FWIW I ran into that issue with
uppercase
being missing, it comes from mpp_mod (use mpp_mod, only : uppercase
)
Could it have something to do with FMS 2023.02.01 ?
brian.curtis@dlogin03:/lfs/h2/emc/nems/noscrub/brian.curtis/git/FernandoAndrade-NOAA/ufs-weather-model> module list
Currently Loaded Modules:
1) craype-x86-rome (H) 7) craype/2.7.13 13) hdf5-B/1.14.0 19) crtm/2.4.0 25) gftl-shared/1.6.1
2) libfabric/1.11.0.0. (H) 8) cray-mpich/8.1.12 14) netcdf-B/4.9.2 20) g2/3.4.5 26) mapl-B/2.40.3
3) craype-network-ofi (H) 9) cmake/3.20.2 15) pio-B/2.5.10 21) g2tmpl/1.10.2 27) scotch/7.0.4
4) envvar/1.0 10) jasper/2.0.25 16) esmf-B/8.5.0 22) ip/3.3.3 28) ufs_wcoss2.intel
5) PrgEnv-intel/8.1.0 11) zlib/1.2.11 17) fms/2023.02.01 23) sp/2.3.3
6) intel/19.1.3.304 12) libpng/1.6.37 18) bacio/2.4.1 24) w3emc/2.9.2
@DusanJovic-NOAA I thought you have the fixes for mpp_mod variables in one of your FV3 PRs?
I have, in this commit:
https://github.com/NOAA-EMC/fv3atm/pull/706/commits/93979e5f74150b37ce2956ee11a5d91b7da261bb
You asked me to add it. But this is different function. Maybe we should check with GFDL about this.

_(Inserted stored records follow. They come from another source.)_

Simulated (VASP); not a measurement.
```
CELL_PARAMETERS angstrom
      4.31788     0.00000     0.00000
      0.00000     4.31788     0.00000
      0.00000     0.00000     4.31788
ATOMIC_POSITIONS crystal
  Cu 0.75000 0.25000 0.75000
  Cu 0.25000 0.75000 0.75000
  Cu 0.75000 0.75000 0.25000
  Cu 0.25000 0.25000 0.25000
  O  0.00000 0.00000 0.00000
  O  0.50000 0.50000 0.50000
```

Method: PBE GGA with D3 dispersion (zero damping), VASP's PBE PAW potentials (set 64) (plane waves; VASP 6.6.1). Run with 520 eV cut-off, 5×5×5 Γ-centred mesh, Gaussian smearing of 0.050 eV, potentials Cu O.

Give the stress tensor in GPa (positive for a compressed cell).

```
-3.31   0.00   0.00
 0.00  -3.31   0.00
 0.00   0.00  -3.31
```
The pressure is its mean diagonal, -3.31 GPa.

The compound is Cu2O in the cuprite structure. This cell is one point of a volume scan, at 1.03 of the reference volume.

@DusanJovic-NOAA @junwang-noaa @AlexanderRichert-NOAA I see it's not using mpp_mod for uppercase in module_wrt_grid_comp.F90. Should we make the change in that file and add an FV3 PR to this? Or still talk to GFDL?
I got fv3atm to compile by adding that, but it might not hurt to get clarification from them, especially if you're interested in accommodating multiple versions of fms in fv3atm.
@BrianCurtis-NOAA you can add that function and made an fv3 PR, I thought we already added it. Sorry for missing it in Dusan's PR.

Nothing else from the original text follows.